Let’s look at an example that builds on the previous one.

Walkways 2: Defining subproblems

So we know how many ways we can pave our walkway now, but let’s say that for stylistic reasons we want to avoid putting two decorative tiles (the 2m ones) next to each other. With this added constraint, we have fewer ways to pave our 5m walkway:

1. [][][][][]   4. [][][~~][]

2. [~~][][][]   5. [][][][~~]

3. [][~~][][]   6. [~~][][~~]

Can we modify our original function to work with the constraint? If we tried to do this naively, we run into a problem - originally our logic was to look at making an n-meter walkway by incrementally adding one tile (plain 1m or decorative 2m). But we can’t add a 2m tile without knowing that we’re not putting it next to another 2m tile!

That’s a problem. We need to know something (whether the last tile was decorative), and there’s no clever way to divine this information from the one parameter that our function has (n). But you might already have an idea of how it can be solved: what if we just add a new parameter to the function? It’ll be a boolean called end2, and it’ll be true if we’re counting pathways that end on a 2m tile.

function f(n, end2)

Now f takes on a new meaning. We’re asking a slightly different question: how many ways can we pave an n-meter long walkway that ends/doesn’t end on a 2m tile?

Let me be explicit about the lesson here. The parameters of your function define the subproblem and provide all of the information you can use to solve it. So sometimes you need to pose weird questions just in order to propagate information. And, posing this weird question will actually let us use recursion in a useful way.
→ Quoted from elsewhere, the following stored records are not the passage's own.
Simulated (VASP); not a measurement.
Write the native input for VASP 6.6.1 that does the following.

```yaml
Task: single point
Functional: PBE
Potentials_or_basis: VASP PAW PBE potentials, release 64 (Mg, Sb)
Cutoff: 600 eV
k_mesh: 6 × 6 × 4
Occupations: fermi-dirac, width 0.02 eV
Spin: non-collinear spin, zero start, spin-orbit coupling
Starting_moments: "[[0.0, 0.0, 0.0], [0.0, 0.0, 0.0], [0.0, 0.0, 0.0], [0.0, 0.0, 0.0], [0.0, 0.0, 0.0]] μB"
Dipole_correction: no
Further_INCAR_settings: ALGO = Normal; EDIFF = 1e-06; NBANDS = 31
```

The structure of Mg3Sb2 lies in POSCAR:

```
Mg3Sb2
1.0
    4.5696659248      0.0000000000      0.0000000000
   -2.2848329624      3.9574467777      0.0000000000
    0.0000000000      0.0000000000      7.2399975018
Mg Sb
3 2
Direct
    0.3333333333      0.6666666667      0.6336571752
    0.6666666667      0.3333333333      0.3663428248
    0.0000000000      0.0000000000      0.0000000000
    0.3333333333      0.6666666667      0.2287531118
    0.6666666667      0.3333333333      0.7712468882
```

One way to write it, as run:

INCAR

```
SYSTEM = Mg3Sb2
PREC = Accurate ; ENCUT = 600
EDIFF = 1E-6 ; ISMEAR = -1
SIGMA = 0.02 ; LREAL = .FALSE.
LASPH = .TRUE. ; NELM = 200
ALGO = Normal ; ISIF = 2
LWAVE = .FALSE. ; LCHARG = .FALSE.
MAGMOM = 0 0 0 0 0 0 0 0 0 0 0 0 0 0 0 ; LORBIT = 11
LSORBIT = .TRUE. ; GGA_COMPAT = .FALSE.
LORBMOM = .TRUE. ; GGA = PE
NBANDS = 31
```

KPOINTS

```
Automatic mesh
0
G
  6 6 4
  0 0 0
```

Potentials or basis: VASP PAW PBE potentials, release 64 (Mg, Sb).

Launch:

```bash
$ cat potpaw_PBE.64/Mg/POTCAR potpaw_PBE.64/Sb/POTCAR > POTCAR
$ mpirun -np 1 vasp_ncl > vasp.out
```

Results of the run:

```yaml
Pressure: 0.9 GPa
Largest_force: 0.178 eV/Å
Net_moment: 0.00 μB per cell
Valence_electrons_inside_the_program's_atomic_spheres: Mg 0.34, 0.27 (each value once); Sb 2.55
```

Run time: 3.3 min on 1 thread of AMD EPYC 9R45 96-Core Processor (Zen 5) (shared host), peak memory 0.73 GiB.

In this scenario, we’re using a very simple extra parameter (boolean end2) to split the problem into more cases. That means that we need to rewrite all of the logic, including the base cases, but it’ll feel pretty similar to solve:

If we’re not ending on a decorative tile: we can add the 1m tile to any n-1-meter walkway
If we are ending on a decorative tile: we can add the 2m tile to an n-2-meter walkway that doesn’t also end on a decorative tile

For the base cases, there is still 1 way to make a 0m/1m walkway that doesn’t end on a decorative tile, and 0 ways if it does end on a decorative tile.

So our entire function:

function f(n, end2):
    if (n == 0 || n == 1) && !end2: return 1
    if (n == 0 || n == 1) && end2: return 0

    if !end2:
        return f(n-1, false) + f(n-1, true)
    else:
        return f(n-2, false)

There’s one last caveat to solving. Since we’ve changed the way our function works, we can no longer just call f(n) to get the answer we want. Instead, we need to add f(n, false) + f(n, true) in order to cover all cases. But if we run this, we can see that it’s correct - f(5, false) + f(5, true) gives us 6, like we figured earlier.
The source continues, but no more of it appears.